Steel Wheels

“Hit me,” says Mark Zupan like a kid clamoring for a new toy. “I’ll hit you back.” He means it, too. The dude’s bad and doesn’t need to say shit for you to take him at his word. Problem is, you might not take him seriously after all, because for the past 12 years, the 30-year-old former Division I college soccer player has been confined to a wheelchair, the result of a night of drinking and driving with a buddy that culminated with his being tossed into a ditch, where he remained for more than 13 hours. After a passing motorist discovered him, Zupan was told by docs that his neck was broken and that he’d never walk again, much less kick a soccer ball. Which isn’t to say he would never kick someone’s ass again.

For the past nine years, Zupan has played a sport few had even heard of until Murderball, a movie by co-directors Henry-Alex Rubin and Dana Adam Shapiro, rolled into the Sundance Film Festival in January and collected two awards. Murderball —quadriplegic rugby — pits two teams of four players against each other on a basketball court, where, for 32 minutes, they try to see who can get a volleyball between two red cones more often. It sounds benign enough, but it’s perhaps the most violent sport this side of Thunderdome; even the specialized wheelchairs, with front bumpers used for ramming and wheels covered in protective metal, look cobbled together from the Mad Max junkyard. Zupan is the sport’s star and the movie’s, a warrior who plays a game that involves the tipping of chairs and flipping of men, all of whom have limited use of their limbs and some of whom are missing them altogether.

Yet one of the most remarkable things about Murderball, which is easily among the year’s best movies, is how little of its time is filled with the playing of the game. Though it has an arc that bounces from the World Quad Rugby Championship in Sweden to the Paralympics in Athens, Greece and pits archrivals Team USA against Team Canada, it’s a sports documentary in which victory is not the only thing. Rubin and Shapiro aren’t suckers for the final score; they don’t shift into slow-mo for that last goal. Theirs is a doc about perception and reality, about how tragedy can lead to the heroic moment. It’s rousing and inspirational, but without the strain of a motivational speech; these men are accidental heroes at best. Had they not been injured, perhaps they would have led dull, ordinary lives. Instead, they’re more than they might have been, simply with less than most.

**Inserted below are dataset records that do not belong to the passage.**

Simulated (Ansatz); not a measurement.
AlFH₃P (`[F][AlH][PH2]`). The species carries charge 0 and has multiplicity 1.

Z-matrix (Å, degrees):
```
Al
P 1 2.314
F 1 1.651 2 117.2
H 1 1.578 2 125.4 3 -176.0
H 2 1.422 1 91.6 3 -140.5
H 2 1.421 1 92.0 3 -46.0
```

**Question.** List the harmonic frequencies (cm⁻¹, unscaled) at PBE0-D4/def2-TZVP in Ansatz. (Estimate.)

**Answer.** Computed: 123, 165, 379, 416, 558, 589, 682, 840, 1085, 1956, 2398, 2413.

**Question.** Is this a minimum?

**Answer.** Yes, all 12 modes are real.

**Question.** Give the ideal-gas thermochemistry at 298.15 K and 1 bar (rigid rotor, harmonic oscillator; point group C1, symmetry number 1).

Zupan, you see, is not only a bad-ass star of a brutal sport, but also a saver of lost souls, a proselytizer to those who believe their wheelchairs are their prisons. At the heart of the film is his friendship with and mentoring of Keith Cavill, introduced to us not long after a motocross accident landed him in a wheelchair. Once Zupan lets the kid sit in his tricked-out chair, Cavill is born-again hard: The kid who had given up wants on the hardwood, where he can hit someone just like his new hero.

There are two movies here: In one, Zupan and his teammates, who include Andy Cohn (injured in a car wreck) and Scott Hogsett (snapped spinal cord suffered during a backyard brawl), fight to retain their No. 1 world ranking against Team Canada, coached by disgruntled former Team USA member Joe Soares. Soares, who had polio as a child, was a Team USA star himself until he was cut from the team, and he’s motivated solely by revenge. He’s as close as the movie comes to a villain. Not even a heart attack suffered during filming can temper his fury. But Soares does soften toward his son, and he’s not without his moment of redemption. It’s among the many warm moments in a movie that flirts with mawkishness, but doesn’t succumb to the easy out.

In the other half of Murderball, Zupan and his pals testify to how wonderful life at ass-level can be: They still screw, still get screwed up, and still screw around. Their lives can be miserable — the opening scene reveals how torturous the simple act of dressing can be for Zupan — but wonderful, too. “I’ve actually done more in a chair than I did able-bodied,” Zupan tells a group of newly disabled men undergoing rehab. Hogsett’s even more on the nose: “We’re not going for a hug,” he tells the filmmakers before leaving for Athens. “We’re going for a medal.” So, too, are Rubin and Shapiro. And they collect.